Showing posts with label Rabbi Lord Sacks. Show all posts
Showing posts with label Rabbi Lord Sacks. Show all posts

Monday, 14 November 2022

Dealing with insults

Last night Beit Knesset Hanassi held an event to mark the second yahrzeit of Rabbi Lord Jonathan Sacks. In the course of an address in which he sought to place Rabbi Sacks’s within a broad social and communal context, Rabbi Berel Wein contrasted the deep and affectionate respect in which his memory is now held with the vituperative criticism Rabbi Sacks received while he was in office as Chief Rabbi to the United Kingdom’s United Synagogue.

This observation brought back memories for me, since I was responsible for running the Court of the Chief Rabbi in the first years of Rabbi Sacks’s term of office.
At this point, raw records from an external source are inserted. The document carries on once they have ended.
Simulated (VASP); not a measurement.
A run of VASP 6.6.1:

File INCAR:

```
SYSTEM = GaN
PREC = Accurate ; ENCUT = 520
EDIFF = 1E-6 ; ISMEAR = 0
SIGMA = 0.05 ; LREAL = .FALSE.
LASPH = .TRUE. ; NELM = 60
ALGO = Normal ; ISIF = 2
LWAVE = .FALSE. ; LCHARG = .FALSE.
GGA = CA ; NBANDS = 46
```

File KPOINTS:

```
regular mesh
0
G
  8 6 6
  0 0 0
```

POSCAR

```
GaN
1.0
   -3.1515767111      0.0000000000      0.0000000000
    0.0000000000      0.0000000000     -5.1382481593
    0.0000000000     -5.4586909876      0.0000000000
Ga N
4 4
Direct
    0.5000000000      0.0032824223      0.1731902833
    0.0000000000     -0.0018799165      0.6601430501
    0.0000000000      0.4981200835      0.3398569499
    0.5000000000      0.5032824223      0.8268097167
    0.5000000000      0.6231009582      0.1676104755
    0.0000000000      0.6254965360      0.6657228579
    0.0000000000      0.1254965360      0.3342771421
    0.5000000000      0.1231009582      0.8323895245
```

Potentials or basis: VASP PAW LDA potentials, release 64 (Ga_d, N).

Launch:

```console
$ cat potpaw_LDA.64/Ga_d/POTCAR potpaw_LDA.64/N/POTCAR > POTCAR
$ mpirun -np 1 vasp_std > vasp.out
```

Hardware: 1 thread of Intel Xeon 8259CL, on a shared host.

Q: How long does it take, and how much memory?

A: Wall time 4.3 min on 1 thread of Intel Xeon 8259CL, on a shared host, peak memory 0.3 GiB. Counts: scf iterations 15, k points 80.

One of the things I clearly recall is that many of the people who criticised Rabbi Sacks in public were the same people who visited his office in private, to ask for his help in raising funds or to seek his advice on politically sensitive communal matters. His door was always open to them and he treated them with kindness and respect. Rabbi Sacks was a sensitive man who was not impervious to criticism and abuse, but he let neither his office nor his personal feelings stand in the way of his preparedness to entertain his adversaries and to engage with them where he could.

The first Baraita in the sixth chapter of Avot lists nearly 30 advantages to be derived by studying Torah for its own sake. These include patience and the ability to forgive insults. I believe that Rabbi Sacks displayed both those qualities. For him, public insults and criticisms splashed across the front pages of the Jewish newspapers were not just wrong in themselves: every time a disagreement leads to insult, this marks the end of dialogue—or “conversation”, as Rabbi Sacks would have preferred to call it. His way was characterised by conversation, by exchanging views and seeking to understand the other side’s perspective. He candidly recognised that not all dialogue leads to the peaceful resolution of differences, but he did believe that it was the best available means of doing so.

May his memory be a blessing to us.

Thursday, 12 November 2020

Rabbi Sacks

 It was with shock and with great sadness that I learned of the death of Lord Sacks. Jonathan Sacks was an outstanding commentator on the ethical dimension of the Torah and a philosopher whose theoretical analyses never lacked a practical outcome. He was truly a Pirkei Avot man, as this video clip of his daughter Gila indicates. He was however a good deal more than that, as the flood of testimonials and tributes has shown.

For four years during the 1990s I worked with Rabbi Sacks, during the transition of the Chief Rabbinate in the UK from Lord Jakobovits. He was a wonderful work colleague: cheerful, positive, polite, caring, accessible and humble. While many have praised his oratory and presentational skills, I recall that he was also an attentive and sympathetic listener -- a skill which, unlike speaking, cannot be easily recorded for posterity by modern technology.

May his family and friends be comforted in their memories of a truly great figure.